First post: Ark and scp files in kaldi

This is about the .ark and .scp files that are used with kaldi and have spread to other toolkits like ESPNet. It’s not complicated to understand to them, but I’ve noticed a surprising number of people who use them don’t. This is supposed to be a concise summary of what they are.


Both file types are structured by having keys and a value for each key.

Scp files

In scp files, usually ending with the “.scp” suffix, the first column (aka field) is the key (usually an utterance ID). The rest of the line is treated as a pointer to data (the pointer is the value). What this means is that the scp file never contains any data, it just contains something which points to the data you will eventually use. See for example the wav.scp file which will look something like this usually:

wav-id-1 /path/to/file-1.wav
wav-id-2 /path/to/file-2.wav
wav-id-3 /path/to/file-3.wav

It can be a file path, but can also be more complex like:

wav-id-1 sox /path/to/file-1.wav -r 8k - |

Kaldi’s code is written so that it will recognize and execute the above command (starting from after the key), which results in the wav file being read with a sampling rate of 8kHz. This is a convenient way of doing the resampling on the fly (instead of resampling and having to waste space storing a file somewhere).

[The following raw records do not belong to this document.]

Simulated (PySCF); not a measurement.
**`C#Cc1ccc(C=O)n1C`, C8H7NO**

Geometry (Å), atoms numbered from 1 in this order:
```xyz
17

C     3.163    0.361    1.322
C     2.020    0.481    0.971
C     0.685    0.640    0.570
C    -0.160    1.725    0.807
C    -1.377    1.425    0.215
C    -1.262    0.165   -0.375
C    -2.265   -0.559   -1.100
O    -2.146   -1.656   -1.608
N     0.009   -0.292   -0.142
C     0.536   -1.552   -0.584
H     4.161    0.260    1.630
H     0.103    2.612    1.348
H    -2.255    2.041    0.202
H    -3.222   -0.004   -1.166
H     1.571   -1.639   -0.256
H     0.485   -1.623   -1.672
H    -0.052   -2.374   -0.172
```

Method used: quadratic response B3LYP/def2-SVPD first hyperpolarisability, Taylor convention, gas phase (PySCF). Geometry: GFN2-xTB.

Another file one will see a lot when using kaldi is the feats.scp file which looks like:

utt-id-1 /path/to/file-1.ark:44
utt-id-2 /path/to/file-1.ark:760
utt-id-3 /path/to/file-1.ark:1520

The number after the : is a byte offset.

Ark files

Instead of the value being a pointer to the data, in ark files the value is the data. Usually this means it is in binary format, so you can’t visually inspect it, however kaldi has binaries for converting from binary to text format. So for example take the ark file from the feats.scp example above and call:

copy-feats ark:/path/to/file-1.ark ark,t:/path/to/file-1.ark.txt

Note the ark,t means that the values in the output will be written in textual format, so you can open the file and see what the values for the (example) MFCC coefficients are for each frame.

Another example of an ark style file, although it doesn’t have the “.ark” suffix, is the text file you will find in kaldi data folders. The first field/column is the utterance ID, the rest of the line is the words belonging to that utterance. The words are the data.

You can use cat to concatenate ark files. And kaldi binaries accepts commands and wildcards in the arguments, so this is valid: ark:gunzip -c lat.*.gz|.


Kaldi has a script for subsetting scp files you may find useful called utils/subset_scp.pl.

When you call kaldi binaries you often have to prefix with ark: or scp: to tell kaldi what type of file to expect. You can then mix types, for example I could use utils/subset_scp.pl to subset feats.scp and create a file called feats_subset.scp, and then copy a subset of the feature data by calling

copy-feats scp:feats_subset.scp ark:copied_feats_subset.ark

Notice how the input argument is scp, so kaldi knows the input file is pointing to the data I want to use, and the output is ark, so kaldi knows to actually write the data pointed to to a new file.

It’s not possible to create just a scp file from an ark file, you have to create both the ark and scp files. So you have to do something like this:

copy-feats scp:/path/to/feats.ark ark,scp:copied_feats.ark,copied_feats.scp 

For more details check out the official documentation of kaldi io. Probably the section “from a command-line perspective” is more relevant to you.